Data type for NvDsInferCudaEngineGetFromTltModel

alexandru.cocinda · July 26, 2022, 12:56pm

I am implementing my custom inference plugin and I got to the TLT model parsing part. The method used for generating the engine has this declaration:

extern "C"
bool NvDsInferCudaEngineGetFromTltModel(nvinfer1::IBuilder * const builder,
        nvinfer1::IBuilderConfig * const builderConfig,
        const NvDsInferContextInitParams * const initParams,
        nvinfer1::DataType dataType,
        nvinfer1::ICudaEngine *& cudaEngine);

I would expect to pass a dataType that corresponds to the precision used by my network, but the DeepStream code does this for INT8 (nvdsinfer_model_builder.cpp:654):

                /* modelDataType should be FLOAT for INT8 */
                modelDataType = nvinfer1::DataType::kFLOAT;

Can someone explain why?

yuweiw · July 27, 2022, 6:44am

If you read the whole code, you’ll find that different branches will be selected according to different conditions. You should pass the dataType that corresponds to the precision of your network.
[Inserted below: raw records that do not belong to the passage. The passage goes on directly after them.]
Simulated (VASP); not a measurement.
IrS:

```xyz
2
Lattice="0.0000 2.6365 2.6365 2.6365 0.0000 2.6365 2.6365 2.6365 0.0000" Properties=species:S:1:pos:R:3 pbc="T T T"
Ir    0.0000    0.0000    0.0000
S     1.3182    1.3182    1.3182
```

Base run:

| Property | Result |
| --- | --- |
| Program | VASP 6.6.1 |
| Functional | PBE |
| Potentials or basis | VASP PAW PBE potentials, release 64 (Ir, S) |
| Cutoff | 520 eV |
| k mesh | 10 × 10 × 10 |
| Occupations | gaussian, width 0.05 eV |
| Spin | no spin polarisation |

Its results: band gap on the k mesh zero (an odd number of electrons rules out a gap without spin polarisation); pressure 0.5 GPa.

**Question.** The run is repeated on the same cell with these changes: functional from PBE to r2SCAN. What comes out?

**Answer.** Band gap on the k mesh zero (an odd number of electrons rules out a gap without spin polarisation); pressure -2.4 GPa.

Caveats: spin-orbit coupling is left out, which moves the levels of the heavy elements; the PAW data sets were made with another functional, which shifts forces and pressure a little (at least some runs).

if (networkMode == NvDsInferNetworkMode_INT8)
.......
if (networkMode == NvDsInferNetworkMode_FP16)
.......
if (networkMode == NvDsInferNetworkMode_FP32)

alexandru.cocinda · July 27, 2022, 8:53am

Alright, but why does the INT8 branch set the dataType to kFLOAT instead of kINT8?

    if (networkMode == NvDsInferNetworkMode_INT8)
    {
        /* Check if platform supports INT8 else use FP16 */
        if (m_Builder->platformHasFastInt8())
        {
            if (m_Int8Calibrator != nullptr)
            {
                /* Set INT8 mode and set the INT8 Calibrator */
                m_BuilderConfig->setFlag(nvinfer1::BuilderFlag::kINT8);
                m_BuilderConfig->setInt8Calibrator(m_Int8Calibrator.get());
                /* modelDataType should be FLOAT for INT8 */
                modelDataType = nvinfer1::DataType::kFLOAT;
            }
            else if (cudaEngineGetFcn != nullptr || cudaEngineGetDeprecatedFcn != nullptr)
            {
                dsInferWarning("INT8 calibration file not specified/accessible. "
                        "INT8 calibration can be done through setDynamicRange "
                        "API in 'NvDsInferCreateNetwork' implementation");
            }
            else
            {
                dsInferWarning("INT8 calibration file not specified. Trying FP16 mode.");
                networkMode = NvDsInferNetworkMode_FP16;
            }
        }
        else
        {
            dsInferWarning("INT8 not supported by platform. Trying FP16 mode.");
            networkMode = NvDsInferNetworkMode_FP16;
        }
    }

yuweiw · July 27, 2022, 10:14am

It’s designed in this way for TensorRT. Basically, you needn’t to follow the implementation details. You just need to send the value correctly. Thanks

alexandru.cocinda · July 27, 2022, 1:21pm

Alright, but since I am implementing my own plugin, should I set kFLOAT when using INT8 too?

yuweiw · July 28, 2022, 3:04am

Yeah, you can refer this code to set the kFLOAT when using INT8. If you encounter any problems when you run the pipeline, you can continue to open new topic on the forum.

system · August 11, 2022, 3:05am

This topic was automatically closed 14 days after the last reply. New replies are no longer allowed.